A&A 395, 595-599 (2002)
DOI: 10.1051/0004-6361:20021440

The runaway black hole GRO J1655-40[*]

I. F. Mirabel 1,2 - R. Mignani 3 - I. Rodrigues 1 -
J. A. Combi 4 - L. F. Rodríguez 5 - F. Guglielmetti 6,7

1 - Service d'Astrophysique / CEA-Saclay, 91191 Gif-sur-Yvette, France
2 - Instituto de Astronomía y Física del Espacio/Conicet, Argentina
3 - European Southern Observatory, Karl-Schwarzschils-Strasse 2, Garching bei München, 85740, Germany
4 - Instituto Argentino de Radioastronomía, C.C.5, (1894) Villa Elisa, Buenos Aires, Argentina
5 - Instituto de Astronomía, UNAM, Apartado Postal 3-72, 58089 Morelia, Michoacán, México
6 - Max Planck Institute für Extraterrestrische Physik, Giessenbachstrasse, Postfach 1312, 85748, Garching, Germany
7 - Max Planck Institute für Plasmaphysik, Boltzmannstrasse 2, 85748, Garching, Germany

Received 15 July 2002 / Accepted 23 September 2002

We have used the Hubble Space Telescope to measure the motion in the sky and compute the galactocentric orbit of the black hole X-ray binary GRO J1655-40. The system moves with a runaway space velocity of $112\pm 18$ km s-1 in a highly eccentric ( $e = 0.34\pm 0.05$) orbit. The black hole was formed in the disk at a distance greater than 3 kpc from the Galactic centre and must have been shot to such an eccentric orbit by the explosion of the progenitor star. The runaway linear momentum and kinetic energy of this black hole binary are comparable to those of solitary neutron stars and millisecond pulsars. GRO J1655-40 is the first black hole for which there is evidence for a runaway motion imparted by a natal kick in a supernova explosion.

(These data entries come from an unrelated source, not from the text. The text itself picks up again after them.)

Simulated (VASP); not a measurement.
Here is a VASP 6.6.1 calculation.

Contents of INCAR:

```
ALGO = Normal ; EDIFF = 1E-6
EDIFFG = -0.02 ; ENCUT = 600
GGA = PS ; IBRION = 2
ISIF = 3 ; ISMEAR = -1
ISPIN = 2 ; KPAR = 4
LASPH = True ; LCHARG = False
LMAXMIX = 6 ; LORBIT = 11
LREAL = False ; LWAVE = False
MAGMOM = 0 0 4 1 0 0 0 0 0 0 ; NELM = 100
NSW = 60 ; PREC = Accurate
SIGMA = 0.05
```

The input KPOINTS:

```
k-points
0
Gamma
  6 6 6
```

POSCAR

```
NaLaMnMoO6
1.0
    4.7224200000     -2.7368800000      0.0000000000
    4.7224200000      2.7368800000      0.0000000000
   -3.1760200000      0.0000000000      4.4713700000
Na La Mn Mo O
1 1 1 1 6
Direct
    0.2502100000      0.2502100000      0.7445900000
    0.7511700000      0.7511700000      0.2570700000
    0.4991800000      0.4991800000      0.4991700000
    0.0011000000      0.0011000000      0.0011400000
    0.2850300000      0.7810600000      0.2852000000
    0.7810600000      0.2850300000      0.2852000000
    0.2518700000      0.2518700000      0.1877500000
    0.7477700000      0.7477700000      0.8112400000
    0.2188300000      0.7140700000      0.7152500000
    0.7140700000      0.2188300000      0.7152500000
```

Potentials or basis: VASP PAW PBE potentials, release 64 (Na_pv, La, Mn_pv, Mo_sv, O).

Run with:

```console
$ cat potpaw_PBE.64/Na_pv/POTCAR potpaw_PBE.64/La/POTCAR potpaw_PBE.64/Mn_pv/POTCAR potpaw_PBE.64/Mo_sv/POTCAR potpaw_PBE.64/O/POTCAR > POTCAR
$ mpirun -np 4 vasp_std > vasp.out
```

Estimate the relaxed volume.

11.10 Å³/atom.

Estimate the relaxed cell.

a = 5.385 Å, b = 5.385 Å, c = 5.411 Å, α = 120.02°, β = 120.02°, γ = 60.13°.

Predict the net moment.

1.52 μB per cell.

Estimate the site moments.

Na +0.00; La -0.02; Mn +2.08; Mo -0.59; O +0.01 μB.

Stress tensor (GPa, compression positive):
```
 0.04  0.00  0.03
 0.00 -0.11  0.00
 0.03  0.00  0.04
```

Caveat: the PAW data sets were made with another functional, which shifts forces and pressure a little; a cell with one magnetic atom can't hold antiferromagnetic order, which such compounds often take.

Key words: stars: individual: GRO J1655-40 - black hole physics - X-rays: binaries - astrometry

1 Introduction

Neutron stars are known to have large transverse motions on the plane of the sky which are believed to result from natal kicks imparted by supernova explosions. Energetic explosions have also been invoked in models of the core collapse of massive stars onto black holes. However, there have been few observations that constrain models of the physical processes by which stellar-mass black holes are formed. The measurement of a large radial velocity for the centre of mass of the black hole X-ray binary GRO J1655-40 (Orosz & Bailyn 1997; Shahbaz et al. 1999), together with chemical elements found by Israelian et al. (1999) on the surface of the donor star, provided observational support to the idea that black holes - as neutron stars- may form in supernova explosions that impart strong natal kicks to the collapsed objects.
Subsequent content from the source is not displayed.